Some categories are up on their 2007 levels, most notably Food and Live Animals and Miscellaneous Manufactured Items which between them make up about one-sixth of our exports.

Next we turn to imports.  Again click the table to enlarge.

Import Tables

As per exports, imports are showing growth on their 2010 levels and this can be seen across all the main categories.  We will return to imports in a few minutes when we look at the figures on imports by use.

The final table by category is for the Balance of Trade.  Click to enlarge.

Balance of Trade Tables

The trade balance for 2011 is at record levels and is 82% higher than that recorded in 2007 but it must be remembered that nearly 90% of this rise is due to the fall in imports rather than a rise in exports.

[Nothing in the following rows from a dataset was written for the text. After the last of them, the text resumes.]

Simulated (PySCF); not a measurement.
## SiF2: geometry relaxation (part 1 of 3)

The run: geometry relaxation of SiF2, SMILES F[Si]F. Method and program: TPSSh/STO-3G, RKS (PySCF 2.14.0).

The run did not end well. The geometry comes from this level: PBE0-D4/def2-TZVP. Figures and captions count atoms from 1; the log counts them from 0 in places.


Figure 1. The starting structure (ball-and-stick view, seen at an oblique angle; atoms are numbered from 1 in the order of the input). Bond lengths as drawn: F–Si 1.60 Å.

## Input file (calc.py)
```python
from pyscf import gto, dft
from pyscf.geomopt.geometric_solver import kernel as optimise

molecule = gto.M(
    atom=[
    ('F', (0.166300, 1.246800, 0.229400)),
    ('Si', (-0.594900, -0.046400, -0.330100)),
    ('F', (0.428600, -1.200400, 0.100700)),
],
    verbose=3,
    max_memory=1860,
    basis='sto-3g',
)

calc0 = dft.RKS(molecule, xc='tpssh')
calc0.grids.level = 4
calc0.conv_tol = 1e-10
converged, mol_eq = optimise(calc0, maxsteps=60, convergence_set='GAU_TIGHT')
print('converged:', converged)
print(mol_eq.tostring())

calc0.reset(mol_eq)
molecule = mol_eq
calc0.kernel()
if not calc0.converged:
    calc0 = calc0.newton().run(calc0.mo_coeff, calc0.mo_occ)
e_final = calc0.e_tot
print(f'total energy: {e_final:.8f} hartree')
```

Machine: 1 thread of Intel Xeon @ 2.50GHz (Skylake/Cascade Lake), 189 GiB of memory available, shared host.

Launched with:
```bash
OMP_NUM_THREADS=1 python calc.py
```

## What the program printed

A second noticeable element is the dominance that the chemicals sector plays in determining our trade balance.  In fact, excluding Chemicals the balance of trade has been continually in deficit.  Up to 2010 this deficit had been declining but this was reversed in 2011.

Trade Balance excluding Chemicals

The role Chemicals play in our export data cannot be overstated.  Over the past five years chemical exports have grown from about €3.5 billion a month to €4.5 billion a month with a large spike in March 2011 to €5.5 billion.

Chemical Exports to March 2011

Excluding chemicals, the exports performance is not as “robust” or “resilient” as the first graph above would indicate, though there was a stabilisation from early 2010 and some tentative signs of improvement later in the year.

Exports excluding Chemicals to March 2011

Imports on the rise – but in a good way

Today’s External Trade release shows that exports to March are up 8.5% on the year with imports showing a rise of 12.3% with the net effect of these leading to a rise of 4.4% in the balance of trade (though all of this is due to chemicals).  In the arithmetic of national accounts, imports are subtracted in the calculation that leads to GDP.  However, it is also important to look at the composition of those imports.

The CSO provide a useful table that gives a breakdown of imports by use. Click to enlarge

Imports by Use Table

Imports are up €1.4 billion on the year and there is annual growth in all the categories.  What is noteworthy is that capital and intermediate goods for production make up nearly two-thirds of total imports.

Of the €1.4 billion rise in imports, €0.3 billion is for capital goods for production and €0.6 billion is for intermediate goods for production.  The remaining €0.5 billion is for consumption goods.

On the whole, the rise in imports may subtract from GDP figures now but over the coming months as these capital goods and materials are put into use it will lead to an increase in economic activity and a likely increase in exports which will push GDP up.  Here is the same data in a graph.

Goods Imports by Use

The rise in the imports of production materials since the middle of 2010 is evident as well as a gradual recovery in imports for consumption.  The capital goods series is more volatile.

Here are a couple of notable import categories that are also showing increases.

1. Petrol

Petrol Imports

2. Cars

Imports of Road Vehicles

3.  And some goods involved in production

Imports by sub-category

After scratching around for the past two years, these categories have been showing some smalls signs of growing over the first three months of the year (though they are all well down on the peaks of 2006 and 2007 – see graph here).

Friday, June 17, 2011

Labour Market Status – the full-time employed

The QNHS may be beginning to signal that stabilisation in the labour market is not far away.  In a previous post we examined the principle economic status of individuals.  Here we focus on the group who classed themselves as ‘at work’ to determine how real this stabilisation is.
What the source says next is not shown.